Bloody Death, Bloody Life
I bleed. I bleed. I bleed inside and out. Tears taste like blood. It hurts, a searing pain. In the dark, tears feel like blood. I bleed.
I used to have a friend who was suicidal for a while. Had scars here and there. Thin scars from hesitant scratches and deeper ones that criss-crossed over each other. Scar arm rings, scar patterns. For my friend, letting blood flow was release. The pain brought peace. I think it also brought a feeling of power. I touched the scars and understood the pain, the peace, the power … and the loneliness. Cutting oneself is natural. (Sin-)Nature calls for outward manifestation of the inward.
Peoples throughout history, believing power is in the blood, would drink the blood of powerful foes. They cut themselves in sacrifice to their gods. Blood marks life or death, seals oaths. It is the only price for sin. It is the ultimate sacrifice.
Life comes through death. For half the human race, the periodical finger-tremblingly, mind-numbingly painful flow is life and death. It is a release from P-M-mess. Every month is a miscarriage, death flaunting its power and pain. Every month there is hope for new life. Deflowerment is a sacrifice, the bloody sealing of a life-long love-oath. Mothers rejoice to sacrifice blood in giving birth.

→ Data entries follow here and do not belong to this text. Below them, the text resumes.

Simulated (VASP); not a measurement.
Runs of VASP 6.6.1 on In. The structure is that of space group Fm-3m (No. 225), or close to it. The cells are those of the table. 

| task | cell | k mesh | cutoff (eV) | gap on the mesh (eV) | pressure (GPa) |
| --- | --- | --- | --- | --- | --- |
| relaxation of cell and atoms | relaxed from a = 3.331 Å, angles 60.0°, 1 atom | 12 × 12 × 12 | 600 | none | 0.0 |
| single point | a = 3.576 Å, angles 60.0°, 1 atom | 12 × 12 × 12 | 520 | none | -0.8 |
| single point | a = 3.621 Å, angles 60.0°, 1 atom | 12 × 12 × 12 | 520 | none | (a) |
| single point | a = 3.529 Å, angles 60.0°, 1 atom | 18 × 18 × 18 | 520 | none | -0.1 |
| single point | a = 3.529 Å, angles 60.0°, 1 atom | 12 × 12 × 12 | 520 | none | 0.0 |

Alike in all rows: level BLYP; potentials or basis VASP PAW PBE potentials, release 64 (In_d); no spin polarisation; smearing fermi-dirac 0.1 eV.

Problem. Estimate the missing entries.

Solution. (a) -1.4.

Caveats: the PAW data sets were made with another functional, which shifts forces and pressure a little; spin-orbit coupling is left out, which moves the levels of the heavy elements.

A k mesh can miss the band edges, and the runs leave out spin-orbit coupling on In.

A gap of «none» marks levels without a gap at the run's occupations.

Living oblivious to blood, buying bloodless meat instead of hacking our food to death, has taken us away from remembering what is pumping inside us. Really, we’re walking blood-bags. The Bible is a bloody, bloody book, demanding blood, every day, every month, all year. But no amount of blood was enough, until the Serpent, the Hen, the Lion, the Lamb, the Man. All blood points to the most precious, most powerful blood, the greatest pain ever endured, greatest sacrifice ever made, the defeat of death, the victory of Life.
I’d always wondered. Why must I bleed? Why must I hurt? I don’t wonder anymore. To cut oneself, to cut others, to seek blood is perversion because it denies His. The Man of Sorrows knows all sorrow. And remembering He knows sorrow takes it away.
I am blessed to bleed. I remember He bled for me. I am marked with His blood. That life-blood is the only thing that makes me precious. I drink Him every week. And soon enough, I will be with Him, blessed to bleed no more.
“Bloody Death, Bloody Life” has been splattered on 3 times.
Wow, Emeth. That was really beautiful. You really have a way of getting me thinking about things that I really haven’t ever thought about before.
And, I do like your backround picture to.
I miss you tons! I hope to see you sometime soon :(
Ali
nice post.












Miwaza J. | 9:40 AM, Sunday, September 25, 2005
hey, you got a cool nice background picture!